Had a mixed day yesterday, with some stocks showing strong moves while others remained relatively unchanged. However, this is not unexpected as price movements in the stock market are characterized by periods of ups, downs, and sideways movements. After a significant move like the one we’ve experienced recently, it’s healthy for stocks to pull back, as this provides more buying opportunities to continue riding the trend.
📈📉 S&P 500 Futures Update
We are approaching the last swing highs area from February, as we went almost straight up from $4000 to $4150. It’s important to note that the market may need a breather here, and some sideways action or chop wouldn’t be the worst thing.
As we discussed earlier, the price of this asset has surged rapidly and this is evident from the zoomed-in view on the 4-hour chart. The white line depicts the sharp upward movement which has now hit the resistance zone. With such a steep momentum, we can anticipate a slowdown in the near future and the price to retrace back towards the 200 moving average. This could potentially offer us a chance to ride the next wave.

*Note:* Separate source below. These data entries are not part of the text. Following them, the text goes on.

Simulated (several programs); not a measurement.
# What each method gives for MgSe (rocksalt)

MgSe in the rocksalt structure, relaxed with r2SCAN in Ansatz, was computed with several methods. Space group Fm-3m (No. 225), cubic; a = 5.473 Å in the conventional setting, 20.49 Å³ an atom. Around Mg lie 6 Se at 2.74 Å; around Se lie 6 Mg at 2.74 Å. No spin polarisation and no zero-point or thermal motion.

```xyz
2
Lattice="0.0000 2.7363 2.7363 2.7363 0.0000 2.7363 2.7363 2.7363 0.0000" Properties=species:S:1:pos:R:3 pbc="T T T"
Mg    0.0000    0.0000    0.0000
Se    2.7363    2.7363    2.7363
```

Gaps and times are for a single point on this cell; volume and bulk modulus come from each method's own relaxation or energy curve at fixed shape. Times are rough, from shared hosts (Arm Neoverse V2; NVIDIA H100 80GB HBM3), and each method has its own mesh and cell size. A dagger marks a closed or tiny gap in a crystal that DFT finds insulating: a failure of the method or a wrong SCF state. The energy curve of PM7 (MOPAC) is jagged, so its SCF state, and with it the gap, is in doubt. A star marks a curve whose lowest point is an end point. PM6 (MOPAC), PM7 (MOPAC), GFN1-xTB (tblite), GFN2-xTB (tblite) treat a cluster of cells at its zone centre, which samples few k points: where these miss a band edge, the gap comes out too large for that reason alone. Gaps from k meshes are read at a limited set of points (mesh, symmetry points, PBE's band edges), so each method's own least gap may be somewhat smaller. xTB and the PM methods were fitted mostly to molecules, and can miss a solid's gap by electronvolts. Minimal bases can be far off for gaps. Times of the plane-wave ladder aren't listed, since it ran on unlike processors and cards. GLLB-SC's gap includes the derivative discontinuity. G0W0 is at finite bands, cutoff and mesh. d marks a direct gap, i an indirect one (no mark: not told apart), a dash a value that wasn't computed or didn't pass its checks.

Tesla experienced a drop for the majority of yesterday’s session, as shown on the top of the one-minute chart. Price kept pushing lower throughout the day, but towards the end of the day, there was a change in character. The price was able to recapture its 200 moving average, and this morning, it’s opening up higher. These are great characteristics to see. We want the price to slowly trickle lower but keep making a push towards the highs. This is how bullish price action is made: a series of higher highs with lower lows. It’s important to note that this needs to keep happening on higher time frames, as that has a much more significant impact than just one day of one-minute candles.
Today, my focus is on TSLA, NFLX, and AMD. I have them on my watchlist and I’ll wait for the right opportunities to present themselves. It’s important to stick to your trading plan and go with the trend instead of fighting it.